Kansas City’s most famous outdoor sculpture, The Scout, stands high in the hills of Penn Valley Park. Created by Cyrus E. Dallin, it won a gold medal at the 1915 Panama-Pacific International Exposition in San Francisco. Purchased by the “Kids of Kansas City” it was dedicated in 1922 as a permanent memorial to local Native American tribes. I am fortunate to drive by it every work day as I make my way, with thousands of others, along Southwest Trafficway toward downtown Kansas City. The Scout’s image is on local advertisements, and it inspired the name of an investment fund and a sports team.

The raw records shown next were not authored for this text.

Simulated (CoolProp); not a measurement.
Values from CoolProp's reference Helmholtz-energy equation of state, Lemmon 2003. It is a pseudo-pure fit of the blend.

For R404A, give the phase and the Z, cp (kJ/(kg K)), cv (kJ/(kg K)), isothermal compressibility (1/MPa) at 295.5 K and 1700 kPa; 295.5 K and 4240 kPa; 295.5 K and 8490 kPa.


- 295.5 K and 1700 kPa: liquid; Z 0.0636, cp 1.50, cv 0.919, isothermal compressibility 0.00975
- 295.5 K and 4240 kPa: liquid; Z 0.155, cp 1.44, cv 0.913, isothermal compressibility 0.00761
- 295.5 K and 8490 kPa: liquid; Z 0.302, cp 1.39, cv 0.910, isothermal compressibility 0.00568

Equally magnificent, if not as well-known, is the statute of Massasoit, (Ousamequin) Great Sachem of the Wampanoag, identified as a “friend of pilgrams”, created by Cyrus Dallin and donated to the community by Mr. & Mrs. Miller Nichols. It stands at 47th & Main, on the East edge of the Country Club Plaza. Massasoit protected the Pilgram’s from starvation in 1621, shortly after the founding of Plymouth Plantation. He also negotiated a peace treaty between an affiliation of tribal leaders and the English settlers, which continued throughout his lifetime. Unfortunately after his death in 1662, peace did not continue. Four of his five children died in “King Philip’s War” fought from 1675-8 between the English colonists and local Native American tribes.
Robert Macifie Scriver is the sculptor of this powerful image of a cowboy astride a massive bull. Aptly titled “An Honest Try”, it is inevitable that the bull will win this contest between man and beast. But it is a wonderful depiction of what we often call the “wild west”. Easy to miss in a tour of Kansas City art treasures, it is located on Main Street, at the New Board of Trade Building on the South East edge of the Plaza.